Senate Approves Baucus Estate Tax Budget Amendment
Senators Reject More Expensive Kyl, Salazar Estate Tax Amendments
Issue: Estate Tax
Date: March 13, 2008
Action Taken: The Senate today overwhelmingly approved an amendment to its version of a Congressional budget that would authorize tax legislation to permanently reform the estate tax at a $3.5 million/individual ($7 million for a married couple) exemption and a 45 percent top rate. The vote was 99 to 1. Senators rejected two other estate tax amendments--each crafted slightly differently, but both with $5 million/individual ($10 million married) exemptions and a 35 percent top rate. One of the amendments (the Salazar amendment) failed by a vote of 38 to 62. The other (the Kyl amendment) went down on a 50 to 50 tie vote.
The budget authority to craft estate tax rules that set the exemption from estate tax liability at $3.5 million a person, and the top estate tax rate at 45 percent, was part of a larger tax amendment offered by Senate Finance Committee chairman Senator Max Baucus (D-MT). The amendments that set the exemption amount at $5 million/person and the top rate at 35 percent were offered by Senators Ken Salazar (D-CO) and Jon Kyl (R-AZ), both members of the tax-writing Finance Committee.
Background: The Congressional budget will determine the rules by which tax legislation will be considered by the Congress later this year. However, the budget is not binding and it is not law.
Thus, inclusion in the budget of authority for a tax bill that sets the top estate tax rate at 45 percent and the personal exemption at $3.5 million establishes a sense of what the Senate thinks it would approve (particularly in light of the 99 to 1 vote by which it passed). But it does not guarantee it will be enacted into law. Failure to approve the higher exemption/lower top rate proposals by Senators Salazar (a Democrat) and Kyl (a Republican) reflects the partisanship of the issue (the Kyl amendment failed on a tie vote; an almost identical amendment offered by Senator Salazar, however, failed by a 38 to 62 vote.). It also suggests that the Senate does not think it can muster the votes to go beyond the $3.5 million/45 percent top rate contained in the Baucus amendment. Of course, time will tell. The only votes that will really count in connection with reforming the estate tax are the ones on the actual bill (if there is one) that goes to the Senate floor, probably this fall or perhaps even not until next year.
Next Steps: The Senate and House will have to reconcile their differing versions of the budget, and then approve that final version. That effort will begin in April, after the two-week spring recess. Key will be whether the final budget contains "reconciliation instructions" for a tax bill. (The House budget does contain reconciliation instructions; the Senate budget does not.) A reconciliation bill is mandatory, and enjoys procedural protections that prevent a Senate filibuster and thus allows enactment by a simple majority in the Senate. Without reconciliation, however, any tax bill--even one authorized in the budget--will have to win at least 60 votes to get through the Senate. And a tax bill that is authorized, but not required (via reconciliation instructions) may or may not be written by the tax writing committees and/or come to the House and Senate floors for a vote.

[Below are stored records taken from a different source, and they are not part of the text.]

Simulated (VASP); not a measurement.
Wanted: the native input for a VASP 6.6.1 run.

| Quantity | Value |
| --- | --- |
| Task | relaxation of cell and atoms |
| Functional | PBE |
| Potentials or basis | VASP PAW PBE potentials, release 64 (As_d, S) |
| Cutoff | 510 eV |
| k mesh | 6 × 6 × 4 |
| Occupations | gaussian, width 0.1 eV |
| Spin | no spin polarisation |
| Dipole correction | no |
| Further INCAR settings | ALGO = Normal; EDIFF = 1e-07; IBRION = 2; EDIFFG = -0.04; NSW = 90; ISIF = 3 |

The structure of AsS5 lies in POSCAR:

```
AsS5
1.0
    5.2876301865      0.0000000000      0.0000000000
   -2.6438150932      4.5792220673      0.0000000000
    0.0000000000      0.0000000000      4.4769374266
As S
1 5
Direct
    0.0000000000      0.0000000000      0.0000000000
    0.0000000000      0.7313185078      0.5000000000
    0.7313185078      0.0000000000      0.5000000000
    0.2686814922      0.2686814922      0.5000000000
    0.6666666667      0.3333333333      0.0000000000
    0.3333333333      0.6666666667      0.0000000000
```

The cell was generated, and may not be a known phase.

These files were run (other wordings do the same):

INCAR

Insider News: The estate tax is a knotty issue that is at the same time both partisan and crosses party lines. Lawmakers in both parties and on both sides of the Capitol want to at least reform the estate tax, and no one wants current law to remain in place. (Current law allows one year of repeal in 2010 and then in 2011 returns estate tax rules to a 55 percent top rate and a $1 million exemption.) However, revenue considerations, and the fact that the issue is widely viewed as a GOP priority, will make enactment of permanent estate tax reform very difficult this year. Attempts to solve the estate tax problem this year--and serious ones that could succeed--are virtually certain. But the odds are that the issue will spill over into 2009.